3. Street smarts
During his six months in India, my friend managed to get his cellphone stolen not once, not twice, but THREE times. Just… how?! He wasn’t from New York, obviously. As New Yorkers, we’re trained to always watch our bags, be on the lookout for the next psycho on the loose, don’t smile at the guy who whistles at you, and know that anyone who does smile is a con artist. We also realize that any purse or briefcase left behind is a bomb and if anyone seems too generous, they’re swindling you. Okay, I’m kidding (not really). This is extreme, but even a small dose of this skepticism can keep you out of easily avoidable situations abroad, like having your phone stolen three times. This awareness also means that when a shop owner tries to overcharge me because I’m foreign, I don’t freak out or take it personally. A shrug of the shoulders and a mental reminder that we all rip off tourists (hello, midtown Manhattan) makes it more bearable.

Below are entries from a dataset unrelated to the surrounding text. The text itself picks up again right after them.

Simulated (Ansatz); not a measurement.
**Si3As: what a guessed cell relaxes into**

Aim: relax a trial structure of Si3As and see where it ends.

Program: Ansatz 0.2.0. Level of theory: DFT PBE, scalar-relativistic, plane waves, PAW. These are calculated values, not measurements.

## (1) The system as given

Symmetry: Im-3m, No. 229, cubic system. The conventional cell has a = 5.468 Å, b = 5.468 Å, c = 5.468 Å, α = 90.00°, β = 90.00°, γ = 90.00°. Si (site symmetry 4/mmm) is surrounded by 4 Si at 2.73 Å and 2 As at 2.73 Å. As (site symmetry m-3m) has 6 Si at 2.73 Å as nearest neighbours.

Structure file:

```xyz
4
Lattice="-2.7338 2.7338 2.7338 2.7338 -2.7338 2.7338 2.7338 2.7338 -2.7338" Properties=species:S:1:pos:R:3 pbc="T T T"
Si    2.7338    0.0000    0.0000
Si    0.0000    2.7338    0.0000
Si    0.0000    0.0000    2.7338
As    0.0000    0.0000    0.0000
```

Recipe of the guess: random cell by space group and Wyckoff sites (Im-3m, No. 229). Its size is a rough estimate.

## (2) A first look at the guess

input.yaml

4. Cultural sensitivity and appreciation
I’ve always thought it was really interesting that I could stand on the corner of 5th Avenue and 42nd Street inhaling a sandwich just purchased from a French restaurant, as I hear a father scold his child in Spanish, see a woman clad in traditional Indian dress, and feel the aroma from a Greek gyro food stand hit my nose… all in the very same second. In New York, you never know where someone’s from, what language they speak, or what religion they practice. Needless to say, this awareness goes a long way in a foreign place. We get past the shocking, ‘weird’, uncomfortable, and different shenanigans more quickly and have the liberty to zoom into the culture itself.
5. If your two feet work properly, you walk.
It’s funny when my international or even just out-of-state friends visit New York and complain about having to walk 10 city blocks — “shouldn’t we just take a taxi?” Umm, no dude, we shouldn’t. We can spend that money on pizza when we’re drunk later, we’d take three times as long sitting in traffic, and Uber surge is about 5.7x right now… so, no. When you’re traveling, you usually don’t have a car, taking constant taxis is either a drain on your bank account or a sketchy scam, and places are much more charming when explored on foot anyway.